Deposits on containers work

IN THE holidays between school and university I had a job at a soft-drink factory in Beechworth, Victoria. On Day One I began the task of sorting used empty bottles – crown tops, screw tops, bottles with ceramic labels, bottles with paper labels, large bottles, small bottles, medium bottles and so on.

After a time I graduated to the bottle-washing machine. The bottles went upside down on to brass rings on a conveyor belt and through the washers and thence to the water-syrup-gas filling machine.

Of course, for a soft-drink factory to reuse bottles, it had to retrieve the bottles. So in the 1960s (and for time before and after) they made buyers of their products pay a deposit on the bottle. If they returned the bottle they got the 5c or 10c deposit (in today’s money, a dollar or two). If they discarded the bottle, some urchin would inevitably snatch it up and return it to a shop to claim the deposit.

You never found a soft-drink bottle polluting the environment then. Beer bottles, yes, because they did not have a deposit scheme. They used new glass.

Eventually, everyone used new glass, or cans or plastic for drinks and there were no deposits. So you see the containers all over the place.

There is no market force, as in the 1960s, to encourage people to return them.

Deposit systems are very effective. The factory where I worked had brown bottles for its non-alcoholic beer – Ecks Beer. They were similar to ordinary deposit-free brown beer bottles. Nonetheless, the urchins distinguished them and returned all the Ecks Beer bottles.

South Australia legislated for deposits in the 1970s but after a time the value of the 5c deposit eroded with inflation and it was not worth anyone’s while to collect bottles.

Now deposit schemes are back on the agenda. Federal and state ministers are to consider a deposit scheme next month. In the lead up, expect a vigorous propaganda campaign against it from vested interests. Indeed, it has already started.

The Australian Food and Grocery Council has issued a swag of press statements. A lot of the material has been regurgitated in the media without much questioning.

Of course, the council is calling the scheme a tax. It is not. It is like speed cameras: if you don’t speed you don’t pay. If you return your containers, you don’t pay. The council is correct, however, in saying that there will be some costs to the scheme. But they will be more than offset by the savings by the community at large of the costs of picking up litter and environmental costs.

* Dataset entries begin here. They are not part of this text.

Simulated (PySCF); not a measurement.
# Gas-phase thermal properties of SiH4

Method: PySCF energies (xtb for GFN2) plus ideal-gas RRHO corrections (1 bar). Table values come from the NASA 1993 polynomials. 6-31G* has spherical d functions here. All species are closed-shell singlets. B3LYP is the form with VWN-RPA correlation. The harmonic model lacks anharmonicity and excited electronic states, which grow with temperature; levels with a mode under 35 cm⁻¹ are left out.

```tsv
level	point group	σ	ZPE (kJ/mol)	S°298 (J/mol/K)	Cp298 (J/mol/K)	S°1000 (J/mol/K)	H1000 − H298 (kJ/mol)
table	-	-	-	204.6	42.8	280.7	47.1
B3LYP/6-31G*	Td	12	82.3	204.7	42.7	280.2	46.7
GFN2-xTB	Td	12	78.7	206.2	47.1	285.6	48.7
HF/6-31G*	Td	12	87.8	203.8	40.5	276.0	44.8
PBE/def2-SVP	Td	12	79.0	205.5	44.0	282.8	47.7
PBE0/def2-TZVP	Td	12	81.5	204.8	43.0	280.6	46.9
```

However, the council plays on people’s fears, uses worst-case scenarios, and presents only one side of the argument. And like most industry groups has engaged a so-called independent consultant to study the question and come up with conclusions favourable to its point of view. Ask the right question you will get the right answer.

The result has been an assertion that a new “tax” on groceries will add $300 to the average family’s grocery bill.

True, the across-the-counter cost will go up, but if you return the containers it is neutral. The council does not mention the healthy wealth redistribution as wealthy consumers chuck out containers and poorer children and the homeless seize on them and convert them into cash.

The beauty of the deposit scheme is that society gets for nothing the substantial labour of tens of thousands of poorer people to clean up discarded drink containers.

It is a beautiful market solution. Polluting users pay and less-well off container-collectors get the benefit. Put a price on something and people’s behaviour changes. The Liberal Party should embrace it.

But so often, good public policy can be subverted. It does not suit drink manufacturers to have a deposit scheme. Their marketing people tell them that shoppers only look at the advertised price. If it is higher because there is a deposit, they will buy less.

They fear loss of profits. So despite the obvious merit of the policy they will fight against it.

This is a classic case of the application of public policy in Australia. Very often good policies get junked because of the power of lobby groups. They can put quite a lot of money at undermining good policy through and array of public-relations and propaganda techniques which beguile the hapless masses upon whose votes governments can fall.

We can either have strong governments which explain good policy and implements it – like a container deposit scheme. Or we can have governments which buckle at the first hint of any big, powerful industry group pushing a line.

“Great big new tax” must be the most effective propaganda lie of the decade. It must be countered.

In Europe most countries have what the Germans call the “pfand” scheme. Most stores have a machine at the back where you feed in bottles and the deposit is read. The machine then spits out a receipt with the number of euros deposit credited. You present the receipt at the checkout and get the deposit money back.

You see far fewer discarded drink containers in Germany than you do in Australia.

The Greens want to legislate for a deposit scheme. Labor says it will not impose the scheme nationally, but seek the co-operation of the states. That is a standard way of doing nothing.

Maybe South Australia should just put some teeth into its existing deposit scheme by increasing the deposit to a level that encourages kids to scavenge for bottles.

Oddly enough, about the only way the Commonwealth could impose such a scheme within its constitutional powers is to use the corporations power in the same way as it was employed by the Howard Government in its Work Choices legislation.

The High Court’s response to the challenge by unions and others to that legislation was to widen the corporations power to enable the Commonwealth to legislate about the finest details of corporate activity.

The Work Choices case opened the door for Commonwealth regulation of corporate activity in a way that is bound to suit the political left than the right – right down to whether a corporation can sell a drink container without first collecting a deposit for it.
CRISPIN HULL
This article first appeared in The Canberra Times on 21 July 2012.